“The Incident” feels like a lame accident

by Michael Skib

“I just want to be loved” is the message of progressive rock band Porcupine Tree’s new album. That unfortunate lyric is sung, over and over, in the album’s title track. Steven Wilson and his associates tried to please everyone in their fan base while concurrently expanding it, and the result was, unsurprisingly, this bland, passionless, thoroughly disappointing album.

Part of the disappointment stems from the fact that this album sounded so good on paper: a two disc, 75-minute affair, the first disc containing a 14 track song cycle in the vein of Pink Floyd’s “Dark Side of the Moon,” the second, four extra songs that were allegedly too good to not include. What a letdown it was to discover that the song cycle is simply not a mode in which Steven Wilson is capable of expressing himself; all of the album’s highlights are on the second disc. At four tracks, it disappears all too quickly, and feels much more like a bonus disc than an actual part of a cohesive album.

“The Incident” explores many different feels, textures and genres, but not in a way that is remotely interesting. They are poorly integrated parts of a whole; each feels more like an attempt to win somebody over, like that smarmy guy at the party who tries too hard to impress everyone.

Part of the problem is that the album lacks any sense of unity. The point of a song cycle is to create a group of songs that are meant to be played in order, one after another. For the most part these songs hardly acknowledge each other’s existence; you could completely rearrange the order of the songs, and there would be little change in the album’s overall effect.

When there are connections between songs, it is usually just a restatement of the same riff, which would be fine if the riffs themselves weren’t so boring. Instead of adding to thematic unity, it just feels like lazy songwriting.

It is worth noting that the order of songs presented on the album is the same order in which Steven Wilson wrote them, which makes me wonder if this is supposed to have a sort of stream of consciousness feel. If that is the case, it is still a failure; the whole song cycle is littered with ideas that never develop, immediately discarded as soon as the next one appears. There are too many confusing non-sequitors. Take Circle of Manias, for instance: an uncalled-for shout out to the band Meshuggah that begins after little transition, stops on a dime and immediately tosses the listener into the acoustic guitar driven melodrama of “I Drive the Hearse.” It only succeeds in being a baffling juxtaposition.

The anthemic pop tune “Drawing the Line,” with its lighthearted, dancy chorus, collides with the album’s title track, a mishmash of Nine Inch Nails elevator industrial and metal that was meant to be unsettling, but is no more than yawn-inducing. Eventually it gets bored with itself and the song reverts to pop mode, at which point Steven Wilson confesses from the deepest pit of his soul: “I just want to be loved.”

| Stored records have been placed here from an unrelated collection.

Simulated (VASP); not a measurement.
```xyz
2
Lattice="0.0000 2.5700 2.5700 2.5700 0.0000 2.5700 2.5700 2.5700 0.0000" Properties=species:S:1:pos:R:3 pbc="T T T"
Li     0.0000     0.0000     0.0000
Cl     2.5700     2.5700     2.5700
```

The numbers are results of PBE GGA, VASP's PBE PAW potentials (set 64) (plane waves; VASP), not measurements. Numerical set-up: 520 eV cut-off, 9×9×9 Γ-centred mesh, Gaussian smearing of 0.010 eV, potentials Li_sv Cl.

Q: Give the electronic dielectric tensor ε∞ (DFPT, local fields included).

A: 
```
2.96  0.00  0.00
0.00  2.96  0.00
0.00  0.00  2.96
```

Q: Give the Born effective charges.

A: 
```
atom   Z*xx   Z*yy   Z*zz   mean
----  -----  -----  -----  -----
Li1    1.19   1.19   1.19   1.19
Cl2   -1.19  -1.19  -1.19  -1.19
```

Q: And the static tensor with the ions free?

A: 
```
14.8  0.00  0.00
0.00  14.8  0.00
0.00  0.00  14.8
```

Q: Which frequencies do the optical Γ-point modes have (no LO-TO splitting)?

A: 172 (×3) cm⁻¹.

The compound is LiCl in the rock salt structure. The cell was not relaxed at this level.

There is just as little thematic unity in the album’s lyrics. The theme is supposed to be based on the usage of the word “incident” in news coverage, and how impersonal it is to, for example, call an earthquake that kills 10,000 people in India an “incident.” As it turns out, however, Steven Wilson takes “incident” to mean “thing that happened to me.” The only song that isn’t about himself in some way is “The Blind House,” which instead boldly takes a stance against organized religion.

Steven Wilson has always been his own favorite lyrical subject, but this time his narcissism has gotten entirely out of control. He is trying to convince everybody that he is important; he wants everybody to remember him, because he believes that his story is worth hearing over and over. 

The one bright spot on this album is the drumming, which is handled by Gavin Harrison. He has won “Best Progressive Drummer” in Modern Drummer magazine’s reader’s poll for three years straight. It may not be the most prestigious honor ever, but it is certainly deserved. His contributions almost make this album worth listening to; he has an excellent instinct for rhythm, keeping things interesting without being flashy or overbearing. Too bad everything else is so ineffective. 

To be sure, part of the criticism is because Porcupine Tree has produced albums vastly superior to this one, and one can’t help but feel that Steven Wilson is phoning it in this time. He is capable of so much more than this soulless, schlocky mess.